REF is the 5 yearly exercise to assess the quality of UK university research, the results of which are crucial for both funding and prestige. In 2014, I served on the sub-panel that assessed computing submissions. Since, the publication of the results I have been using public domain data from the REF process in order to validate the results using citation data.
The results have been alarming suggesting that, despite the panel’s best efforts to be fair, in fact there was significant bias both in terms of areas of computer science and types of universities. Furthermore the first of these is also likely to have led to unintentional emergent gender bias.
I’ve presented results of this at a bibliometrics workshop at WebSci 2015 and at a panel at the British HCI conference a couple of weeks ago. However, I am aware that the full data and spreadsheets can be hard to read, so in a couple of posts I’ll try to bring out the main issues. A report and mini-site describes the methods used in detail, so in these posts I will concentrate on the results, and implications, starting in this post by setting the scene seeing how REF ranked sub-areas of computing and the use of citations for validation of the process. The next post will look at how UK computing sits amongst world research, and whether this agrees with the REF assessment.
Few in UK computing departments will have not seen the ranking list produced as part of the final report of the computing REF panel.

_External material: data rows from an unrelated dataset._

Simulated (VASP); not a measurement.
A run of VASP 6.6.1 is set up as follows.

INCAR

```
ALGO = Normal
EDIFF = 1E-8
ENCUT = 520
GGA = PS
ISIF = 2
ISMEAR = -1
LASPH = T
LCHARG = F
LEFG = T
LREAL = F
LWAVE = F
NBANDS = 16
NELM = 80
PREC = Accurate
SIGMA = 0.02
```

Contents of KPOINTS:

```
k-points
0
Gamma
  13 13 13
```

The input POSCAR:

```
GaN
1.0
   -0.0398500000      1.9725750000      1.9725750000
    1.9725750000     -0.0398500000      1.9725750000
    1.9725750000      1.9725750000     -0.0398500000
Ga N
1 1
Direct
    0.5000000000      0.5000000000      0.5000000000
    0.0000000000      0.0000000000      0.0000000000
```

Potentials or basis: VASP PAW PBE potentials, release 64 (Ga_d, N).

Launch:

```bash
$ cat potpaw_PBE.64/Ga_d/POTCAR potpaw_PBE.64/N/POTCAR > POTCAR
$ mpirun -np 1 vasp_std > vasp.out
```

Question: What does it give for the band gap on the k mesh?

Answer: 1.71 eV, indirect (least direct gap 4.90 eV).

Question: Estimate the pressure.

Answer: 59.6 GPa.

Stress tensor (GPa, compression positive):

Here topic areas are ranked by the percentage of 4* outputs (the highest rank). Top of the list is Cryptography, with over 45% of outputs ranked 4*. The top of the list is dominated by theoretical computing areas, with 30-40% 4*, whilst the more applied and human areas are at the lower end with less than 20% 4*. Human-centred computing and collaborative computing, the areas where most HCI papers would be placed, are pretty much at the bottom of the list, with 10% and 8.8% of 4* papers respectively.
Even before this list was formally published I had a phone call from someone in an institution where the knowledge of it had obviously leaked. Their department was interviewing for a lectureship and the question being asked was whether they should be recruiting candidates from HCI as this will clearly not be good looking towards REF 2020.
Since then I have heard of numerous institutions who are questioning the value of supporting these more applied areas, due to their apparent poor showing under REF.
In fact, even taken at face value, the data says nothing at all about the value in particular departments., and the sub-panel report includes the warning “These data should be treated with circumspection“.
There are three possible reasons any, or all of which would give rise to the data:
- the best applied work is weak — including HCI :-/
- long tail — weak researchers choose applied areas
- latent bias — despite panel’s efforts to be fair
I realised that citation data could help disentangle these.
There has been understandable resistance against using metrics as part of research assessment. However, that is about their use to assess individuals or small groups. There is general agreement that citation-based metrics are a good measure of research quality en masse; indeed I believe HEFCE are using citations to verify between-panel differences in 4* allocations, and in Morris Sloman’s post REF analysis slides (where the table above first appeared), he also uses the overall correlation between citations and REF scores as a positive validation of the process.
The public domain REF data does not include the actual scores given to each output, but does include citations data provided by Scopus in 2013. In addition, for Morris’ analysis in late 2014, Richard Mortier (then at Nottingham, now at Cambridge) collected Google Scholar citations for all REF outputs.
Together, these allow detailed citation-based analysis to verify (or otherwise) the validity of the REF outputs for computer science.
I’ll go into details in following posts, but suffice to say the results were alarming and show that, whatever other effects may have played a part, and despite the very best efforts of all involved, very large latent bias clearly emerged during the progress.